Interactive Architecture
Princeton Architectural Press
By Michael Fox
and Miles Kemp
7 x 9 in; 256 pp ; 350 color images
Hardcover
Published in September, 2009
ISBN 9781568988368
ISBN10 1568988362
$50.00
Interactive Architecture -- Every year, a bevy of new phones, games, televisions, and electronic reading devices ride into our lives on a tidal wave of interactive hype. These i-products, while handy, primarily confine their interactivity to the surfaces of screens. Not exactly the kind of "world-changing" transformation we've been promised. In Interactive Architecture, authors Michael Fox and Miles Kemp introduce us to a brave new world where design pioneers are busy creating environments that not only facilitate interaction between people, but also actively participate in their own right. These spaces—able to reconfigure themselves in response to human stimuli—will literally change our worlds by addressing our ever-evolving individual, social, and environmental needs. In other words, it's time to stop asking what architecture is and start asking what it can do.
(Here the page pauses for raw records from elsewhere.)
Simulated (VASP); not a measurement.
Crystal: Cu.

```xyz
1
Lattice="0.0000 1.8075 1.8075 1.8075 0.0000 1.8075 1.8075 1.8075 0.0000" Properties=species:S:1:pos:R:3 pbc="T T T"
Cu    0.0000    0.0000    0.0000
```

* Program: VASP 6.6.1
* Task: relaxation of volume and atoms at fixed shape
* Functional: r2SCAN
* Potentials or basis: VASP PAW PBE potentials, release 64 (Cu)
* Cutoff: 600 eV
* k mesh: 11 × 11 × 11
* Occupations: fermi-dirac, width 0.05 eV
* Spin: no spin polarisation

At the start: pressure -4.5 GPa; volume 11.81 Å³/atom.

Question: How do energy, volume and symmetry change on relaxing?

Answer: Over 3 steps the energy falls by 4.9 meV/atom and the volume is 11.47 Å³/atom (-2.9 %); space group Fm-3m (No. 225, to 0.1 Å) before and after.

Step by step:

Interactive Architecture is a processes-oriented guide to creating dynamic spaces and objects capable of performing a range of pragmatic and humanistic functions. These complex physical interactions are made possible by the creative fusion of embedded computation (intelligence) with a physical, tangible counterpart (kinetics). A uniquely twenty-first century toolbox and skill set—virtual and physical modeling, sensor technology, CNC fabrication, prototyping, and robotics—necessitates collaboration across many diverse scientific and art-based communities. Interactive Architecture includes contributions from the worlds of architecture, industrial design, computer programming, engineering, and physical computing. These remarkable projects run the gamut in size and complexity. Fullscale built examples include a house in Colorado that programs itself by observing the lifestyle of the inhabitants, and then learns to anticipate and accommodate their needs. Interactive Architecture examines this vanguard movement from all sides, including its sociological and psychological implications as well as its potentially
beneficial environmental impact.
Michael Fox is a founder and principal of Fox Lin. In 1998, Fox founded the Kinetic Design Group at MIT where he served as director for three years. In 2001, Fox founded ODESCO (Ocean Design Collaborative)in Venice, California, from which the office of Fox Lin has evolved. He has also served as a design team leader for Kitamura Associates in Tokyo, Japan.
Miles Kemp is the founder and principal of Variate Labs and Series Design/Build. He is currently developing a
number of interface, robotic, and spatial projects in Los Angeles; Washington; DC; New York; Mexico City; Frankfurt; and Munich. He is also a senior user experience designer and information architect for Schematic and the creator of the interactive architecture blog Spatial Robots.